The Perl 6 script src/niecza is the command line wrapper that controls the startup of Niecza. After reading command line options it constructs a compiler object, tweaks its properties and calls one of its compile methods - compile_string, compile_file, or compile_module.

The compiler object is defined in src/NieczaCompiler.pm6. Each compile method translates its arguments into a common format and then delegates to !compile. This sets up some important contextuals like $*backend and delegates to parse in src/NieczaFrontendSTD.pm6. These two methods may be worth combining. Between them these two methods perform necessary setup and teardown and start the compilation process.

The compilation process proper is best thought of as a succession of stages, although for BEGIN reasons the stages are actually interleaved - a sub must be completely ready to run soon after the closing brace because a BEGIN might need to call it.

Data types

The binary representation of the program being passed between the components is an abstract syntax tree (AST) of some type. Four types of AST are used in Niecza. "Op" tree nodes are objects in subclasses of the base class Op from src/Op.pm6. "CgOp" tree nodes are actually Array instances for some combination of flexibility and historical reasons; they are constructed by the methods in class CgOp from src/CgOp.pm6. CgOp tree nodes can be flattened into a JSON-like form, which is used to move them from Perl 6 space to C# space, and also as part of the bootstrap procedure (see below).

In C# space there are two more AST types we are concerned with, CpsOp and ClrOp, both defined in lib/CodeGen.cs. CpsOp nodes exist in direct correspondence with sections of the CgOp tree and can do any Perl 6 task. ClrOp nodes are created as the output of the ANF-converter, and are restricted to only the kinds of control flow that the CLR natively supports. After ClrOp data is handed off to Mono and is no longer of our concern.

It should be noted that all of these data types are used only for executable statements and expressions. Structural information from the source code is directly passed to the backend where it is used to create the ClassHOW, SubInfo, etc objects that will be used at runtime.

The pipeline

The first stage is the parser, which accepts source code (read in by src/NieczaPathSearch.pm6) and converts it into a tree of Match objects while calling action methods. The parser exists mostly in src/STD.pm6 with some Niecza extensions coded in src/NieczaGrammar.pm6 and src/NieczaFrontendSTD.pm6. The grammar itself is a branch of Larry Wall's standard Perl 6 grammar, which continues to evolve at, but Niecza tries to track relevant changes. It is worth noting that there is a significant degree of feedback into the parser, especially for disambiguating types and function calls.

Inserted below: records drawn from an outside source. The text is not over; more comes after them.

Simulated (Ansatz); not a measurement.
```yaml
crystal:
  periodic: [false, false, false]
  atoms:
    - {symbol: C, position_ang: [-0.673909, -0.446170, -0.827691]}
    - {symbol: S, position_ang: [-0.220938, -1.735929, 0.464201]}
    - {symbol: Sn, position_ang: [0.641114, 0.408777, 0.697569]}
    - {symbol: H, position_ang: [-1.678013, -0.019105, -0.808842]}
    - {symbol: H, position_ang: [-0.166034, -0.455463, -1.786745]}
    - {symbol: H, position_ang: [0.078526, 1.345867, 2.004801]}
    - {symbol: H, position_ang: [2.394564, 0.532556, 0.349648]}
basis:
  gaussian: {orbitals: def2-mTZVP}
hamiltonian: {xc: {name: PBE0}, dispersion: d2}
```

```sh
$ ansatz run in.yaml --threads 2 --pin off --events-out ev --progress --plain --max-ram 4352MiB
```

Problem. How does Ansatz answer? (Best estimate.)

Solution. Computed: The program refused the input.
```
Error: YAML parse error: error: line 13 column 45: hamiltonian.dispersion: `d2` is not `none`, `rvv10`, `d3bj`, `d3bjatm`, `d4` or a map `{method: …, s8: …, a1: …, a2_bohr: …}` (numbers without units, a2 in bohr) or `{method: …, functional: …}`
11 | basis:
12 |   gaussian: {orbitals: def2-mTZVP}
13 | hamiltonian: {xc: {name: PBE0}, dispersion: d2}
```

The actions module in src/NieczaActions.pm6 accepts Match objects and method calls from the grammar; it uses a collection of other modules other modules (Op, RxOp, Sig, CClass, OpHelpers, Operator) to create the Op AST from Perl 6 source code. The parser triggers each action when it matches the corresponding token in the grammar. The actions system directly calls into the backend to create metaobjects for non-code grammatical constructs, and can even run code for BEGIN and constants.

While constructing subs, NieczaActions uses two external tree walkers that are perhaps best regarded as stages in their own right. These perform specific optimizations; it should be noted that they are applied to one sub at a time, again for BEGIN reasons.

The two external walkers are in src/NieczaPassSimplifier.pm6 and src/OptRxSimple.pm6. They use a combination of top-down and bottom-up analysis to convert certain expressions or regex subterms, respectively, into simpler forms. In particular NieczaPassSimplifier handles inlining of some simple functions that just wrap a single runtime operator, like return and infix:<+>.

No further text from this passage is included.